3.2 Conditions of Application

3.2.1 Linearity and Symmetry

We have seen the importance of the correlation coefficient (or covariance) in PCA. We can actually present PCA as a visualization technique of a correlation matrix (or covariance matrix). The technique will excel when the correlation coefficient is a good measure of the association between variables. The ideal conditions to apply PCA are when the association among variables are linear and their distributions are symmetric (i.e. closer to the normal distribution).

Consequently, we need to be cautious when the distributions are extremely asymmetric or when the associations among variables are not linear.

A common case that can limit the applicability of PCA is when analyzing variables that are seemingly continuous, but that in reality are a hybrid of continuous and nominal scale. For example, this is the case of variables like payed work time of women: this is null for a woman that is a housewife, while the distribution is continuous for women that have a payed job.

Nonlinearity associations can also limit the applicability of PCA. This is illustrated with the relation betwen age and income: overall, income tends to increase with age during active working years, but when a person retires the income tend to decrease.

Phenomena of lack of symmetry and lack of linearity will affect the results of a PCA. If these issues are not identified, they can lead to wrong interpretations and conclusions. However, the presence of these phenomena will become apparent for the well trained eyes of an experienced analyst.

We should say that techniques such as Multiple Correspondence Analysis (MCA) can always be used after having encoded (categorized) the continuous variables. Compared to PCA, MCA has the advantage of being inherently non-linear, and thus can be used in situations when PCA is limited.

3.2.2 Balancing the content of active variables

More often than not, Principal Component Analysis is performed on variables having different units of measurement. In this case, the variances tend to be vary considerable in magnitude, and are not directly comparable. The typical solution to overcome this issue is to rescale the variables in standard units (i.e. mean of zero, unit variance). In this way, all variables wil be given the same importance, and we don’t have to worry about units of measurement anymore. In fact, this type of transformation has become the default solution in most PCA computer programs: to carry out a normalized PCA and work on the matrix of correlations. Keep in mind that this transformation modifies the shape of the cloud of points by providing the same spread among all directions in the space of origin.

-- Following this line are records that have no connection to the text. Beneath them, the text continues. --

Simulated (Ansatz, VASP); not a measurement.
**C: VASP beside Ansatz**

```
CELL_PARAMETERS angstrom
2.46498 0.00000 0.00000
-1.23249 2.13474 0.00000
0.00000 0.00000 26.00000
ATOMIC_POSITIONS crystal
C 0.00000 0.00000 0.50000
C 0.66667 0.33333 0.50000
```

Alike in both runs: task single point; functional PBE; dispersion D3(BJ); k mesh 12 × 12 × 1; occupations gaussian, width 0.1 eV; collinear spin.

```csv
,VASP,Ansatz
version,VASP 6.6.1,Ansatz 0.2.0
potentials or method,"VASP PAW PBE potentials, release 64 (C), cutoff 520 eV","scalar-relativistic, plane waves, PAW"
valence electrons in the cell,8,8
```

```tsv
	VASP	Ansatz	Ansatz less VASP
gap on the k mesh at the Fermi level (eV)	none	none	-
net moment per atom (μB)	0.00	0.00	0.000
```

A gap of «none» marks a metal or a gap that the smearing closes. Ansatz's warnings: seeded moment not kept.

Despite the usefulness of transforming variables into standardized scale, this transformation is not always the ideal solution to balance the variables. For example, if there is a subset of variables that are highly correlated among each other, this subset will dominate the first principal component, and therefore, will have a higher importance in the analysis.

Suppose that you have 5 variables that are measuring the same aspect of a certain phenomenon, and that the other aspects are covered each one by just one variable. You can think of the group of 5 variables as being just one variable but with a variance 5 times larger than the rest of the variables. Consequently, the first axis will be determined by the cumulative effect of the 5 highly correlated variables. In summary, we should pay attention to the effect produced by groups of variables that are highly correlated, and have a mechanism to balance the importance of each aspect in the studied phenomenon.